NewsBite

Ashes series a tale of finding an attack route through defence

AUSTRALIA's bowlers have prospered by starving England of scoring chances.

"BOWL defensively to attacking fields" was a career-long mantra from the King of the "G", Shane Warne, a counter to those who believed that Warne's cricket was exclusively about attack.

Michael Clarke is a disciple of Warne and, as such, it is no surprise that his team buys into the Warnemeister's philosophy, as they did successfully again on the first day at the MCG in Melbourne, strangling England into near-inertia for long passages of play.

A world-record crowd came; a nudge over 91,000 walked through the Birrarung Mar, over the William Barak Bridge and into one of the great stadiums of the sporting world.

The impression they will have taken away was of an incredibly disciplined home attack, a great player battling hard to save his reputation on this tour and a game that sometimes demands steadfast willpower and concentration - from spectators and players alike - if full benefits are to be enjoyed.

Those who stayed got what they came to see in the final hour of play, when Mitchell Johnson thundered in with the second new ball to take two late wickets and tilt the day Australia's way.

With the wickets of Ben Stokes, caught at first slip, and Jonny Bairstow, castled neck and crop through a yawning gate, the rewards went to Johnson, but as ever he reaped the benefits of the work of others, in particular Ryan Harris, who was outstanding.

Harris bowled 20 overs - a few more than he might have hoped for owing to a groin injury to Shane Watson - of which eight were maidens. Add to this the seven maidens bowled by Peter Siddle, and the seven bowled between Johnson, Watson and Nathan Lyon, you have almost a quarter of the day's total quota. Harris picked up Joe Root and Ian Bell, both caught behind to good balls, and might have had more, given that three catches were dropped off his bowling, two of which came from Kevin Pietersen's blade.

Pietersen has always been the most watchable of batsmen, but his struggles to impose himself on the opening day were illustrative of England's travails against Australia's attack more generally. Four minutes over three hours it took him to get through to a half-century, but in his diligence and struggle there was a message to those who have written him off, and to those who felt that he might be the next big name to follow Graeme Swann into the sunset. He finished the day unbeaten on 67 and there was a pride in his performance that had been missing hitherto.

Before this match, Pietersen reacted gracefully to some criticism from Geoffrey Boycott, saying that, while he respected the Yorkshireman's achievements greatly, they were not exactly peas from the same pod.

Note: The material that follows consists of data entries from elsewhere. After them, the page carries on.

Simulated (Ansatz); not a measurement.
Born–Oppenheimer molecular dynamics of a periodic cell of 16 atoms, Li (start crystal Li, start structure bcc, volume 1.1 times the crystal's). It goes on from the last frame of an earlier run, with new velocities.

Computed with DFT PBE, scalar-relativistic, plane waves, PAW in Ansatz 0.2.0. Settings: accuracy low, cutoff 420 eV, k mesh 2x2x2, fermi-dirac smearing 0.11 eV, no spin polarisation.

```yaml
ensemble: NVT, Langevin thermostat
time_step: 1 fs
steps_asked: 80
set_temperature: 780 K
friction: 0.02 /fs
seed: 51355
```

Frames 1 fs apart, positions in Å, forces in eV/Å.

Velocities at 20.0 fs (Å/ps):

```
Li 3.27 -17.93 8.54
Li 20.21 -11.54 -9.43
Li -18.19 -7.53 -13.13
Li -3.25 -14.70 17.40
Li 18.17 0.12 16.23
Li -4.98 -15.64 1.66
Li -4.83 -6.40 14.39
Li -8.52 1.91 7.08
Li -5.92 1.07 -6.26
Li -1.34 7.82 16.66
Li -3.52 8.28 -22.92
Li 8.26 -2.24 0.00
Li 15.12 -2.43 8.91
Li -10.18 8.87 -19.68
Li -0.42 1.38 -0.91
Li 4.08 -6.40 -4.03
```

For most of the day it seemed that Pietersen was keen to change those perceptions, batting at a Boycottian pace, taking 13 balls to get off the mark and spending an hour and a half before tea accumulating 20 runs. The irony was lost on no one when, late in the day, his 63rd run took him past Boycott's tally for England - in five Test matches fewer.

Sometimes even the great entertainers must wrap themselves in a dour cloak for the day. Pietersen's attitude was best summed up in the way that he out-patienced his tormentor, Siddle.

Inevitably, Clarke turned to Siddle immediately, but Pietersen was exaggerated in his defensive play and refused to entertain anything outside the line of his stumps, which meant a kind of stalemate for periods, an unusual state of affairs when he is involved in the game.

Pietersen did enjoy one outrageous piece of good fortune. On six, he hooked Harris to fine leg, where Nathan Coulter-Nile, substituting for Watson, succeeded in taking a good catch, but not in keeping his body within the boundary's edge. This let-off seemed to shake Pietersen from his reverie because the runs came, if not in flood thereafter, then at more than the slowest of trickles.

Harris was the unlucky bowler again when Pietersen, on 41, pulled a short ball in the 75th over, only for George Bailey to juggle and fail to hold on to a sharp chance.

There is sympathy in this quarter for England's No 5. If he knuckles down and scores slowly, people say he should not change his natural game, given that he is the one player the opposition players fear; if he gets out irresponsibly, or "clownishly", to use a phrase Pietersen used of his dismissal in the second Test in Adelaide - criticism is forthcoming. It is difficult being KP, as he once said.

Ultimately he must be judged on the number of runs he scores, not the manner of them, and he was the only England batsman to go on after getting a start. All of Pietersen's colleagues got in - Root's 24 was the lowest score of the top five - but no one went on, Michael Carberry's 38 being the next highest to Pietersen.

As elsewhere on tour, Carberry looked good until he got out, leaving a ball from Watson that darted back from round the wicket, the fourth time he has been dismissed from that angle. How far the batsmen's struggles are because of poor form, and how far as a result of excellent Australia bowling could be seen in Alastair Cook's innings. The England captain tried to impose himself from the start and fairly skipped to 20 off 23 balls, taking advantage of the new ball's hardness and Clarke's attacking fields. As things tightened, he took a further 24 balls to score seven runs. Cook is a batsman who is best when keeping things simple, feeding off loose balls and keeping out good ones.

Against this attack, Cook has to search for runs, and it was an uncharacteristically loose back-foot force that ended in the hands of second slip.

Clarke's confidence in his bowlers was reflected in his decision to bowl first. "I can't believe I'm about to do this," he said at the toss, but his decision was based on decent reasoning: a greenish tinge to the pitch; some juice in the air cloud cover; an opposition on the run, but most of all an attack, in defence, at the peak of its game.